"There is nothing more pleasant than cruising on a boat with the whole family."
Letter from Empress Catherine the Great

Wednesday, May 13, 2015

May 8-11 -- Four Lay Days in DC -- Zero Miles

I have been in this city many times, but only for a day or two. This time we have had the luxury of being able to walk its neighborhoods. We also got senior pass cards for the Metro and enjoyed half price fares for the longer trips. The Capital YC is in the Washington Channel, which runs parallel to the Potomac behind the Jefferson Memorial.












Here are the Washington monument and to its left the White House, from the Jefferson monument. We did not visit these.
The entire waterfront area, over half a mile long, is the site of a massive construction project. The new Clubhouse should be quite nice when it is completed in the fall of 2017. This club has a large percentage of its members who live aboard. It is about a twenty minute walk to the Mall. We walked to Jefferson and saw his words on the interior. Too bad that Justice Scalia and others on our Supreme Court have never been here or observed what he wrote. They claim to seek to interpret our Constitution in accordance with the original intent of the founding fathers, but give that document a diametrically different twist from Jefferson.

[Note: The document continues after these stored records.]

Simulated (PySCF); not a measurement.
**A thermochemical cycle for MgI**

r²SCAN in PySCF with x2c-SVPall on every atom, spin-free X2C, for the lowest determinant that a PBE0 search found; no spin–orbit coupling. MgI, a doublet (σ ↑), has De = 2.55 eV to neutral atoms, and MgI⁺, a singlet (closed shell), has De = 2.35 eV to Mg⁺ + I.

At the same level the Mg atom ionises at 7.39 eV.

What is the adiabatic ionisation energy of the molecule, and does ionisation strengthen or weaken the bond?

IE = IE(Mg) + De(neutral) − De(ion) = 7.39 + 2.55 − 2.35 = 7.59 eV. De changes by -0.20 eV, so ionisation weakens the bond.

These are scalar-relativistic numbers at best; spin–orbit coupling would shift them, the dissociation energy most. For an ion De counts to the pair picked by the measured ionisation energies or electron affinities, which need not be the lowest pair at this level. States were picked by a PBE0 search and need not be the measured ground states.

We lucked out to be here on the 70th anniversary of VE Day to see this program
at the World War II memorial on the Mall, hear a few speeches, and then the big event.
Next were the Viet Nam War,
Lincoln, and Korean War Memorials before hiking up through a bit of Georgetown to the Metro
for a ride to a movie at the Angelica Pop Up, a branch of the movie house on Houston Street back home. These are large modern stations and some are as deeply below ground, it seemed to me, as the St. Petersberg Metro. All escalator access at the stations we visited. We saw "Welcome To Me", about a narcissist with borderline personality disorder who wins the lottery and spends the money producing, writing, directing, and starring in a TV show about her favorite person, herself. Sad but funny. This was in the NE section, at Union Market, which has an eclectic assortment of non-branded food stores. We shared an Indian dish from one and fish and chips from another.
We spent two mornings at the Newseum, a large museum built in this century about the news, journalism and first amendment freedoms. There is more to see in this place but we have only so many days. One drawback is that unlike most government sponsored museums, they charge a fee. Another is a bit of redundancy, caused by the fact that many of the sections are sponsored by private news businesses; so many included clips of the same significant events in their shows. This is actual sections of the  Berlin Wall, from the perspective of newscasting about its fall.
One great small exhibit showed how the NY Herald reported on the assassination of President Lincoln through seven different issues it published the next day, as the story unfolded. The Newseum is located on Pennsylvania Avenue, and has a terrace with a great view of the Capital, though it's beautiful dome is encapsulated in scaffolding.
Bob and Maria, picked us up, brought us back and treated us to a delicious dinner at their large lovely home in what I call the NW suburbs, though it is located in the District. We caught up on each others' lives, our kids, our activities and our mutual friends. The friendship started in the summer of 1969, when I invited them and three others of my colleagues and their wives to the suburban home of my parents in NJ for a simple barbecue. We were summer clerking at Kaye Scholler. Bob and maria cooked up a very elegant barbecue for us.
John, who was so welcoming and helpful in Cambridge, Maryland last October during our voyage south, came and spent two days with us. Again he was helpful, and one of the two new hatch screens is installed except for the wooden batten (diagonal hole upper left), which is down to be cut with an electric jigsaw to fit the larger frame. But first comes a picture of the old frame on the starboard side.



The stbd frame can't be installed yet because the box came with one of the four tiny but essential corner connecting pieces wrong, the one on the right.




We visited the National Gallery of Art, donated with its contents by a Mellon between the wars. Like a smaller Met in NY but loaded with great art that I had never seen before. Our expert docent is teaching us about a large early Manet.
The Gallery has a city block with an outdoor sculpture garden.
We dined with John in a fine Indian restaurant near the waterfront, Masala Art, and in Chinatown, after having lunch in the Gallery's cafe.